Bellamy was speaking at a U.S. Institute of Peace (IOP) event about efforts to counter the Lord’s Resistance Army (LRA) and its leader, Joseph Kony. For 25 years, Kony has terrorized a wide area of Central Africa where three countries come together. His group’s killing, looting and kidnapping of young boys and forcing them to fight have continued despite sporadic efforts to capture him by Uganda, Congo and the Central African Republic.

In all, the LRA has abducted 66,000 youth, some forced “to become child soldiers or sex slaves and ordered to commit unspeakable acts,” according to Assistant Secretary of State for African Affairs Johnnie Carson, who also spoke at the IOP event.

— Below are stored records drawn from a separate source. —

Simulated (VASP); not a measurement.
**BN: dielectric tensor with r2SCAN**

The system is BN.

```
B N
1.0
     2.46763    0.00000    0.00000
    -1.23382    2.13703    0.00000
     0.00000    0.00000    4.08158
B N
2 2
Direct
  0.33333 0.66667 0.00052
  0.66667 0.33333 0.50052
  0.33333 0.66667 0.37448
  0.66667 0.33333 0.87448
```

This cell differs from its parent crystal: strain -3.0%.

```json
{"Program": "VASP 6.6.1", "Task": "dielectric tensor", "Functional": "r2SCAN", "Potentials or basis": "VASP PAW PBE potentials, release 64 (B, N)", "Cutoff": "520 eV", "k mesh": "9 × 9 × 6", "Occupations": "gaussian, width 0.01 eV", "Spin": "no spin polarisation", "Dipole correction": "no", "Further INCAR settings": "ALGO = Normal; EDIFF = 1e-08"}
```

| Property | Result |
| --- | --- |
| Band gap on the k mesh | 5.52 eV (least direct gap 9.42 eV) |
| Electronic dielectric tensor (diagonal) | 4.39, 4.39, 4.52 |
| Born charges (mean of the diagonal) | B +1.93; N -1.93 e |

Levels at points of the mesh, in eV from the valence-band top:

The United Nations has estimated that about 440,000 Africans have been displaced by LRA activities, and while the group’s leadership and core believers have been reduced to nearly 150, they still carried out 250 attacks this year, Carson said.

According to the Ugandan press, dozens of the U.S. Special Forces troops have established a frontline base in Obo, a town in southeastern Central African Republic, to help the regional armies track down Kony and other LRA leaders. The forward-based personnel are there to help with intelligence, communications and logistics operations. They are to fight only in self-defense.

Most people are unaware that President Obama’s Oct. 14 announcement of the Special Forces deployment was done in accordance with a bill that Congress passed in 2009 and was signed into law in 2010. It required the administration to plan and coordinate “diplomatic, economic, intelligence, and military elements of United States policy across the region regarding the Lord’s Resistance Army.”

In fact, the fiscal 2012 defense authorization bill now before Congress calls for providing “logistic support, supplies, and services and intelligence support” for Ugandan and other forces “participating in operations to mitigate and eliminate the threat posed by the Lord’s Resistance Army.” The legislation authorizes $35 million in 2012 and 2013 to cover the costs.

According to a Nov. 21 Congressional Research Service report, the Special Forces unit will cost an additional $4.5 million a month. That figure is on top of U.S. liaison officers from Africa Command dispatched in July 2011 to “to assist host government officials and military commanders who are working to counter the LRA,” the service wrote.